As already said, 'topological' means that these universal properties do not depend on the metric. As just discussed, this excludes the case of gapless fields. Conversely, does any gapped theory flow to a TQFT under RG? It is tempting to think so: if local excitations have some nonzero mass, then under RG their mass scale will increase, eventually flowing to infinite-mass. In this RG fixed point limit, no local degrees of freedom (d.o.f.) remain; the only remaining d.o.f. would thus have to be topological (we will discuss examples shortly). For this reason, for a long time, the study of 'topological phases of matter' was seen to be equivalent to the study of gapped (quantum) phases of matter. Now we know this is not the full story: there is something known as fracton order, which are gapped phases of matter which are not topological in the aforementioned sense. The loophole is quite subtle and not yet fully understood: it turns out that the usual notion of RG does not quite apply to these phases, and its resolution is an active field of research. (I will not discuss fractons further in this post, as they go beyond the conventional notion of topological order.)

So what answer does this suggest to your question? We see that, arguably, the 'topological space' relevant to topological phases of matter is spacetime itself. Of course in principle spacetime has a lot more structure than just a topological space, but the point of topological phases of matter---which are described by a TQFT---is that they do not care about any additional structure of spacetime. Note that this answer implies we cannot quite use the 'answer prompt' that you suggested: that prompt implicitly presumed that the topological space in question was encoding the information of the phase of matter. I am referring to your sentence: ''Topological properties of this space, such as ______, can correspond to physical properties''. This is indeed the case for free-fermion phases of matter, where it is possible to think of the vector bundle of energy eigenstates as being a topological space encoding the information of whatever phase you are in, with e.g. the Chern number of that vector bundle encoding physical properties such as Hall currents (see J. Murray's nice answer on this perspective). In a sense, this is a curiosity of free-fermion systems. More generally, we should not consider topological phases as being characterized by a topological space, but rather a topological map. To say it differently: for a topological quantum field theory, the (topological) spacetime manifold is part of the input, not the output. I.e., once you fix your TQFT, it can assign interesting invariants to whatever spacetime manifold you choose to put it on. E.g., for toric code topological order (which is a particular topological phase of matter popularized by A. Kitaev [although many people contributed to its discovery, including X.G. Wen, S. Sachdev and N. Read]), its low-energy theory is a topological map which takes as input an arbitrary closed spacetime manifold $X$ and as its output it gives a stable ground state degeneracy given by $4^g$ where $g$ is the genus of $X$ (this is just an example, ground state degeneracy is not the only quantity to look at).
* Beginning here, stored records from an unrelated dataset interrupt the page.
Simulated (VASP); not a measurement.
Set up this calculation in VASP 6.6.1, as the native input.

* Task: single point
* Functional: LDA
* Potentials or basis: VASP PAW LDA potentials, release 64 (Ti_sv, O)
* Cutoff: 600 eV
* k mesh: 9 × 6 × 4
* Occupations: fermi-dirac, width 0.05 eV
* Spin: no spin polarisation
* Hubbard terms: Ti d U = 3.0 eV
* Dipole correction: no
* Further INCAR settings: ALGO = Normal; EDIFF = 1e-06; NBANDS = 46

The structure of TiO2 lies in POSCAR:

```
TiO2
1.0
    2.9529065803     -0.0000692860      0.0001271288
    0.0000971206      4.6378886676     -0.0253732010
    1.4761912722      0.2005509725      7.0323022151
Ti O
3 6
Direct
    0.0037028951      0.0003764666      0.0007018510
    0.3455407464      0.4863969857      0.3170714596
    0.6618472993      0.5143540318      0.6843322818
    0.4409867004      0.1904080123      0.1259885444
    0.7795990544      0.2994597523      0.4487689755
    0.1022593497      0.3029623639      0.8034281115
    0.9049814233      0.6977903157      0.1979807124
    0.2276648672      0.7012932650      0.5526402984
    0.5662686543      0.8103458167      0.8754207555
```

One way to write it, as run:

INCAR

This way of viewing topological phases of matter as topological maps can indeed be formalized by defining TQFTs as 'functors' (essentially: maps) from the category of cobordisms (essentially: spacetime manifolds with spatial boundaries) to the category of vector spaces (essentially: the Hilbert space of your physical states). I will not delve into this abstract notion here. Instead, I will go through the three main instances of topological phases of matter (i.e., (1) free-fermion topological insulators as explored in the previous posts here, albeit in a different jacket, (2) interacting symmetry-protected topological phases, and (3) intrinsic topological order) and give some examples of the TQFTs that describe them.

Example: topological insulators

A typical example of a topological free-fermion phase of matter is a 2D Chern insulator. Instead of giving an explicit lattice model (see e.g. these notes), I will discuss the effective TQFT that characterizes this phase of matter. To define this, we imagine coupling our system to an external gauge field $A$. Then its low-energy theory is claimed to be described by the following action:

$$ S_\textrm{CS}[A] = \frac{k}{4\pi} \int AdA = \frac{k}{4\pi} \int \varepsilon^{ijk} A_i \partial_j A_k \mathrm d x \mathrm d y \mathrm d t. $$

This action is well-defined on an arbitrary (orientable closed) manifold without having to appeal to a metric; this makes the action topological. This particular topological action is known as the Chern-Simons action. Moreover, one can argue that gauge-invariance implies that $k \in \mathbb Z$ (see e.g. Dunne's notes). This integer is a quantized topological invariant that characterizes this phase of matter.

When we say that 'this action describes our phase of matter', it means that all the salient features of the phase can be deduced from this action. E.g., the current can be obtained as $j^\mu = \frac{\partial S}{\partial A_\mu} = \frac{k}{2\pi} \varepsilon^{\mu \nu \lambda} \partial_\nu A_\lambda$. In particular, this tells us that the current in the $x$-direction is proportional to the electric field in the $y$-direction: i.e., we derive the quantum Hall effect (with the quantization of $k$ implying the quantization of the Hall conductance). Also other physical features, such as chiral edge modes, can be deduced from this action (see the aforementioned notes by Dunne for more on this). The fact that all these physical features are wrapped up in this topological action implies that these are robust features of a topological phase of matter. (In fact, one neat consequence is that it shows that these properties are stable upon adding interactions to the Chern insulator, since this effective action does not explicitly use the non-interacting nature of the underlying system.)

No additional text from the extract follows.